- Next City showcases this year’s winning design from the Philadelphia Center for Architecture’s Better Philadelphia Challenge. Asked to consider the optimal regional use for New Jersey’s 292-acre Petty Island, which faces Fishtown and Port Richmond, a team of landscape architecture and regional planning graduate students from Cornell University envision— a century hence—an agriculturally purposed isle known as “Delaware Valley Foodworx,” with an agricultural college, seed bank, 10-story sky farm, a farmers’ market, and a discovery center.
- South Kensington’s American Street—a broadly drawn vestigial from that neighborhood’s manufacturing heyday—is fast becoming the next focal point of the Lower North’s redevelopment, says Naked Philly. With SoKo Lofts and Liberty Square, “there’s an incredible amount of development in the pipeline” in the area. At its intersection with Jefferson Street, American may soon even see a mixed-use art gallery rise in the place of an auto garage.

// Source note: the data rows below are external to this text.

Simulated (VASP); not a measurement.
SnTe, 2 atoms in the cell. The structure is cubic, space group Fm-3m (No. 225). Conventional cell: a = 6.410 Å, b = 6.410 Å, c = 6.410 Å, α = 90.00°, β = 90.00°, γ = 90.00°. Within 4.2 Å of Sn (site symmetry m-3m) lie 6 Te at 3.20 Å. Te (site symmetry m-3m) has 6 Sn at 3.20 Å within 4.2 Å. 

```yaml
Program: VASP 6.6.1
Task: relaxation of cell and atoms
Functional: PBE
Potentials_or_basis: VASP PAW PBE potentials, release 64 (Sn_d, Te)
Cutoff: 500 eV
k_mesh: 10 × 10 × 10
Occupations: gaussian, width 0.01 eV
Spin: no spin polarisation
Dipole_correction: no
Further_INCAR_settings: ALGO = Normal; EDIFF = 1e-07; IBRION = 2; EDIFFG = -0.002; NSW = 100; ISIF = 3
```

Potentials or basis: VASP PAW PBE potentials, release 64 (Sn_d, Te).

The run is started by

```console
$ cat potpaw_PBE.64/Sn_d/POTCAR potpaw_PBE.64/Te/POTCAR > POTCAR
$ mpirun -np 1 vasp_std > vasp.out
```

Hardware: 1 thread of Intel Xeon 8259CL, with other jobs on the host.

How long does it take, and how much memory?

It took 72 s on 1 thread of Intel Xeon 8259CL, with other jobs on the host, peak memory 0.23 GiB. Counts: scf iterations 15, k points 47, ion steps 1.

- In celebration of its 350th anniversary, the French building material firm Saint-Gobain is freely exhibiting “Future Sensations,” a series of “five distinct ephemeral pavilions which reportedly take visitors on a journey of science, storytelling and art that celebrates the past three and a half centuries and sets the stage for future innovations,” says CBS Philly. “Future Sensations” will be at Philly’s Oval from May 30 through June 6; the only other cities in this international tour are São Paulo, Paris and Shanghai.
The Friends of Squirrel Hill Park have started another petition drive to bring about the reopening of the long-shuttered community space at 48th & Chester, reports the West Philly Local. Designed by local artist Danielle Rousseau Hunter, Squirrel Hill Park first opened in September 1996.